It rained earlier this morning and looks as if it may rain again. The rain must have been more of mist as the deck under the furniture never got wet. It is a good day to stay home.

Fern woke me up this morning. She was meowing over and over. I pretended to be asleep. She jumped on the bed and head butted my arm then licked my hand hoping for a response. I ignored her and she finally fell asleep beside me; however, she is still restless, the only one of my pets not asleep on the couch with me. This is their morning nap time, not to be confused with their afternoon or evening naps, but Fern is now standing in the doorway outside this room and meowing.
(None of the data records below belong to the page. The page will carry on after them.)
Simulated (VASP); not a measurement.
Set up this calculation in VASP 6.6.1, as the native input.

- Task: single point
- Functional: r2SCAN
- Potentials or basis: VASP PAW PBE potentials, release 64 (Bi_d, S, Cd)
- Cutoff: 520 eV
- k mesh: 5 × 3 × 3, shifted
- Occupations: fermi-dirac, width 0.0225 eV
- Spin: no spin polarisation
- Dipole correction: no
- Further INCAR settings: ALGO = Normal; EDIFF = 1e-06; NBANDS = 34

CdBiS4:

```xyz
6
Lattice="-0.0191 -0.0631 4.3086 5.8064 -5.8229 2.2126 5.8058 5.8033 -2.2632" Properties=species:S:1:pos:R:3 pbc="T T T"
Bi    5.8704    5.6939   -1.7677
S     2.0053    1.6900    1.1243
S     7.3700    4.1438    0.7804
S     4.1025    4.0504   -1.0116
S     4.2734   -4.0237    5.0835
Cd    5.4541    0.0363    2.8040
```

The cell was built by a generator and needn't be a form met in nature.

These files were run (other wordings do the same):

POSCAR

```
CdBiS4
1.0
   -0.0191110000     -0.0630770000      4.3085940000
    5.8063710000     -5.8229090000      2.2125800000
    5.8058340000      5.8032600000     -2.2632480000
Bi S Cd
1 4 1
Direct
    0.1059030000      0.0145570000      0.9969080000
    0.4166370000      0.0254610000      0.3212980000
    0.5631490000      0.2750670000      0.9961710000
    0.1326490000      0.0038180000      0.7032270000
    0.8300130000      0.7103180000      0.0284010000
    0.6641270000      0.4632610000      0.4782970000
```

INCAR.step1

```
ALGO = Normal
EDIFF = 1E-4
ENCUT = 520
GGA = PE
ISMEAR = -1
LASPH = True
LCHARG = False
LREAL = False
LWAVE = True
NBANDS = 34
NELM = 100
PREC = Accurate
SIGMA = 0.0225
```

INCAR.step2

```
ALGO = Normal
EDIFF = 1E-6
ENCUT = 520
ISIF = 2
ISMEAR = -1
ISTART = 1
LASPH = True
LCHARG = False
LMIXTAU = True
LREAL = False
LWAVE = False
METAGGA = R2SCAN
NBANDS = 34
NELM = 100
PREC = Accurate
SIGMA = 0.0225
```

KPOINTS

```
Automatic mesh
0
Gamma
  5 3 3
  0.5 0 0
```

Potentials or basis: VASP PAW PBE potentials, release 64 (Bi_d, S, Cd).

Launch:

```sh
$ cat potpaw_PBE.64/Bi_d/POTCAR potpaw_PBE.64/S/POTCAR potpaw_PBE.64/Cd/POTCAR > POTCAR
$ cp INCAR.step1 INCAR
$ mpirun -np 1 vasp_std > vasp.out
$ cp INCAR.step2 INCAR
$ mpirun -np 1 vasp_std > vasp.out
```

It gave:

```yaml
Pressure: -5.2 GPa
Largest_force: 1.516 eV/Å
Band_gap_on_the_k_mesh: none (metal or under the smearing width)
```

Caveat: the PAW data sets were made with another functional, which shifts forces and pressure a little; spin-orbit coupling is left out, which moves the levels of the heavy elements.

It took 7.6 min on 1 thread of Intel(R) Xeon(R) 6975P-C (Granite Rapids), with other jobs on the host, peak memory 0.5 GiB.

We always had pets when I was a kid. We had goldfish which never lasted very long. I always figured they were bored with life in a glass bowl. We had a turtle from Woolworth’s which lived for years. His plastic enclosure had a fake palm tree and a little island. We loved stunning flies to feed him as he preferred them alive. We’d put the fly in the bowl and watch it skimming the water while the turtle was swimming over to dine. We had a parakeet, a green one, and a couple of chameleons, whose color varied based on surroundings. I had two hamsters, both males according to the pet store. They had a litter. Go figure! Duke, our boxer, was around the whole of my childhood. He died when I was in college. Duke is the reason I love boxers. We had cats, Gideon, being the first followed by Luther and Josh. I don’t ever remember a time in my life when I didn’t have a pet to love and be loved in return.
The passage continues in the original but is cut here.